Based on what I saw at the major show in Philadelphia a year or two ago,
I'd have to disagree. They had quite a few examples of his early
drawings which I think showed an accomplished sensitivity to the
materials being used but which by no means demonstrated ability to turn
out traditional academic studies according to formula. There were
obvious distortions in his figure drawings that did not seem intentional
but rather resulting from either the lack of ability to get it right or
just unfamiliarity with the the proper proportions.

Don't get me wrong - I think Cezanne was a fantastic painter. This
doesn't mean that I think he was a master of every possible skill
associated with painting. He mastered the skills that mattered to his
work. Academically accurate drawing was not one of them. Many people, I
think, mistakenly equate that one skill with all skill. I know nothing
about Callow, but he sounds like he has made that mistake. Since he
knows Cezanne to have incredible skill, therefore he assumes that
Cezanne must have mastered all aspects of academic drawing, and I this
then affects his judgements of the early works.
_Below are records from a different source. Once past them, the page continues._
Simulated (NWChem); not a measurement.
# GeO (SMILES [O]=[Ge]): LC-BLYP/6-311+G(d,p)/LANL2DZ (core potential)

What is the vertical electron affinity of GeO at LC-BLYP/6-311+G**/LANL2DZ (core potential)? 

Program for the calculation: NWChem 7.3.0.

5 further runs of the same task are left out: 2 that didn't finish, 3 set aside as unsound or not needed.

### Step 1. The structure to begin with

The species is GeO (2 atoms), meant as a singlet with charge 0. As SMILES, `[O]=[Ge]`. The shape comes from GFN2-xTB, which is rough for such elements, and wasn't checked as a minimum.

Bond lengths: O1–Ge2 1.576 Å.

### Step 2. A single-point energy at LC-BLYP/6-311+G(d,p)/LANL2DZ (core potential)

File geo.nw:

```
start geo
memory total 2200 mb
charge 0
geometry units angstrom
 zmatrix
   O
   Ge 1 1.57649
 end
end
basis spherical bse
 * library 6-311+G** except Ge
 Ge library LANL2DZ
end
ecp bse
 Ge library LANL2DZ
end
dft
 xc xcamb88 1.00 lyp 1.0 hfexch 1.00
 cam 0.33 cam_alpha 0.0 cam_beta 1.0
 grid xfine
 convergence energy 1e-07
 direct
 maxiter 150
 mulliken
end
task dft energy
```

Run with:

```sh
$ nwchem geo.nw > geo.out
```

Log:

Either that, or the drawings I saw were not at all typical of his work.
Since I'm not even close to being a professional critic, I suppose
that's at least an equally plausible explanation.

> Callow goes on to quote from a famous essay by D. H. Lawrence on the
> artist:
>
> "But when the drawing was conventionally all right, to Cezanne himself
> it was mockingly all wrong, it was cliche...he wanted true-to-life
> representation. Only he wanted it MORE true-to-life. And once you have
> got photography, it is a very, very difficult thing to get representation
> *more* true to life..."
>

I've always had a problem with the idea that the impressionists and
other artists of that time were painting in ways that were more "true to
life" or painting what they "really" saw. This is what I was taught at
an early age, but I think it was just a crutch to get people to accept
this type of art after having been conditioned all their lives to only
value that which appears photographically realistic. I still
occasionally hear people at galleries thinking they are complementing a
painting by stating that it looks just like a photograph!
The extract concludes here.